That’s not one of the questions we are asked in Answer Me This! Episode 333, just a matter we wrestle with. As well as:

key party logistics
kestrel welfare
Antiques Road Trip
vibrator disposal
Freedom by Jonathan Franzen
The Angel of the North
The Chronicles of Pornia
the Mary Poppins sequel
and
The Morley Nelson Snake River Birds of Prey National Conservation Area.

In today’s Bonus Bit of Crap on the App (available for iThings, Android and Windows devices), we workshop the Netflix revival of Frasier that is bound to come along at some point, given that everything old is becoming new again. So look out for Niles Goes Miles in a year or two.

Give yourself an audio gift: have a hot ear-date with the AMT Love album; cuddle up with a free audiobook from Audible – get yours at answermethispodcast.com/audible; or throw an audiorgy by buying AMT1-200 from answermethisdoorstore.com.
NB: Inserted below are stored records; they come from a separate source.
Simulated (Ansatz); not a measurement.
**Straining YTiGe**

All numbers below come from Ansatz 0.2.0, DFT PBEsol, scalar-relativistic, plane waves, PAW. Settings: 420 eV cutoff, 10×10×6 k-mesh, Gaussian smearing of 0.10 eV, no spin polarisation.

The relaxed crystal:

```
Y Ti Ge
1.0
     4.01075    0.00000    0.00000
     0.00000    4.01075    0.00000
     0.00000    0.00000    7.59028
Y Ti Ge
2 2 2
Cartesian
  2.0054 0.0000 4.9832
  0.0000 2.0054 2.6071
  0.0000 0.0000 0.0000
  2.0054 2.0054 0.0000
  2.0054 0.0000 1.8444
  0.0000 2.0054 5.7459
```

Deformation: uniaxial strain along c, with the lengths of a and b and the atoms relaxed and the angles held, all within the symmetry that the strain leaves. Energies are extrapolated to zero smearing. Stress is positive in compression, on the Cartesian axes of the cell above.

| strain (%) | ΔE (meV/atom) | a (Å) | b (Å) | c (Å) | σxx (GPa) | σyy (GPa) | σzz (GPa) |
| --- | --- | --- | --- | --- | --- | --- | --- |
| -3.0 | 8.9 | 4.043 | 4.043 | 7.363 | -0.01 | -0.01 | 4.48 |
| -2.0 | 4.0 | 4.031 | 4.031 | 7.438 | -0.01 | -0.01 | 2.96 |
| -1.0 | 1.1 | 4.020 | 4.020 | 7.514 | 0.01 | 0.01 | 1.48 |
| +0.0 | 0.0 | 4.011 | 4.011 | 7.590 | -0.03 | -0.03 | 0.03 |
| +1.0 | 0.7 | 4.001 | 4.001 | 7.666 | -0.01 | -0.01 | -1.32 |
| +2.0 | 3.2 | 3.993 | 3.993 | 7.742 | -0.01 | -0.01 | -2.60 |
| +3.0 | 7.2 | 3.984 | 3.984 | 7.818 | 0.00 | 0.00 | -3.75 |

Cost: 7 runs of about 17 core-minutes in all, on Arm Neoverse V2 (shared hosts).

Also: click here for tickets for Allusionist Live; click here to hear the season finale of Modern Mann; click here to celebrate Martin the Sound Man’s podcast centenary.

Our final demand: send us your questions! Call the Question Line on 0208 123 5877 or Skype ID answermethis, and email answermethispodcast@googlemail.com. Be our interfriend at twitter.com/helenandolly and facebook.com/answermethis.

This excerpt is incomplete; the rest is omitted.